Form alternatives of the word by inserting single-letters in the word. For each letter in the alphabet, we insert that letter into our word in all possible locations. For example, in our example, try inserting the letter "a" in each position: aspeling, sapeling, spaeling, spealing, spelaing, speliang, spelinag, and spelinga. We then do the same for the letter "b", and so on. Notice that there are 8 possible locations for the inserted letter "a" in the the 7-letter word speling. There are too many possible insertions to list them all. Using our example, speling, we would generate:
For a word of length n, there are 26 * (n+1) alternatives we can form by inserting characters; here, the word was 7 letters long and there are 208 alternatives we can form using insertion.
Hint: all of these methods will involve loops, some nested. In python, slicing and indexing can be very useful. And don't forget to use the python shell for testing!
Hint: while you are generating lots of different alternative spellings, you
only need to suggest actual words. That is, you only need to keep track of
alternatives that are in the wordcts.txt file.
In Lab 9, once all alternative spellings of a word are considered, your program simply printed to the screen all valid alternative spellings and their term frequencies values. For Lab 10, you will overwrite this technique to, instead, suggest alternate spellings that are most likely to be what the user intended to type. Google's algorithm uses something akin to the frequency of use of a word to rank possible alternatives. That is, a word that is seen widely in the English language (e.g., the) is more likely to be what the user meant than a rare word (e.g., thy). In essence, "Did you mean?" is a popularity contest.
For your program, your job is to take the list of possible alternate spellings for the original search word and suggest the word with the highest term frequency. Next, you should ask the user if the suggestion is correct. If the user types no, you should output the possible alternatives with the second highest frequency. You should then repeat the question, continuing to output the alternate spelling with the next highest frequency until a) there are no more alternate suggestions or b) the user types yes to the suggested alternative. You must implement your own function for sorting the alternate spellings. You cannot use built-in python methods to perform the sort such as list.sort().
For the speling example, only 3 of the alternatives are valid words in the English language: spewing, spieling, and spelling. From these words, we suggest the alternative that is most frequent. If you consult your word frequency list of lists, you should find that spelling is the most frequent:
[... ['spelling', 5373561],... ['spewing', 262886],... ['spieling', 1239], ...]Therefore, we would choose spelling as the proposed alternative. If that is not correct, we should suggest spewing. Here is what this looks like:
Enter a word or QUIT to exit: speling Did you mean spelling (frequency 5373561)? no Did you mean spewing (frequency 262886)? no Did you mean spieling (frequency 1239)? no Not found.

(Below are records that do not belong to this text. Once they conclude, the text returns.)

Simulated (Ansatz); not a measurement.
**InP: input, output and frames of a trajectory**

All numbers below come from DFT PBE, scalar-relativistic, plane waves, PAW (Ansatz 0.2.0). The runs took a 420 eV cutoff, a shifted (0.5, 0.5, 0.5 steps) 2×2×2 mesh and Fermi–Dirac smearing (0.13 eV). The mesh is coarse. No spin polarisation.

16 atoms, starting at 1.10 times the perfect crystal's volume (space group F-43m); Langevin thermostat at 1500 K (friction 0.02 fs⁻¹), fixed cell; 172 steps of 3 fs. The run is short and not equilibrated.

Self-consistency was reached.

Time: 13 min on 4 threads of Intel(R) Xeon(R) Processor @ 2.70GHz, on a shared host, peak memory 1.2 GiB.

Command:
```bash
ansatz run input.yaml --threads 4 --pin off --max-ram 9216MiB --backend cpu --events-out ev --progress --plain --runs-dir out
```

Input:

The general flow of your algorithm will be very similar to Lab 9. The requirements below build off of Lab 9 requirements, with a tag of New Requirement for requirements unique to Lab 10. You are responsible for all items on this list, however, including making corrections for any errors in Lab 9.
Here is what a sample run of your program should like like:
Welcome to "Did You Mean?". This program will search a list of known words to see if your search query is a valid word. If not, it will suggest alternate spellings that are valid words. Enter a word or QUIT to exit: speling Did you mean: spelling (frequency: 5373561)? no Did you mean: spewing (frequency: 262886)? no Did you mean: spieling (frequency: 1239)? no Not found Enter a word or QUIT to exit: abase Found Enter a word or QUIT to exit: ebash Did you mean: bash (frequency: 2781144)? yes Enter a word or QUIT to exit: quit Found Enter a word or QUIT to exit: hed Did you mean: he (frequency: 595282264)? no Did you mean: had (frequency: 472458757)? no Did you mean: her (frequency: 360656669)? no Did you mean: head (frequency: 71472344)? good Please enter yes or no: yes Enter a word or QUIT to exit: asdf No entries found Enter a word or QUIT to exit: poole Did you mean: pool (frequency: 28654230)? no Did you mean: pole (frequency: 5209605)? yes Enter a word or QUIT to exit: QUIT
Remember to do unit testing of your functions. You can either do unit testing in the python interpreter or by adding some test calls to your functions in main() and running it normally. Also, you can add debug print statements to see what your program is doing. For example, to see if your word-frequency list looks right, you could add some print statements to list a few values in the list. Just make sure to remove all debug prints before submitting your solution.
Lists and strings will probably be needed in this program. See our documentation about using strings and lists as objects for guidance on advanced operations for strings and lists.
Be sure to re-examine in class examples for programs that use lists of lists as well as file input/output.
Also, your "generate alternatives" solution may need to use string operations that we learned early in the semester, including concatenation, substring (or slicing), and repetitions. Here are some examples:
s1 = "hello there" s2 = "goodbye" newstr = s1 + s2 # newstr is "hello theregoodbye" newstr = s1[3:10] # newtr is "l0 ther" newstr = s1*2 # newsr is "goodbyegoodbye"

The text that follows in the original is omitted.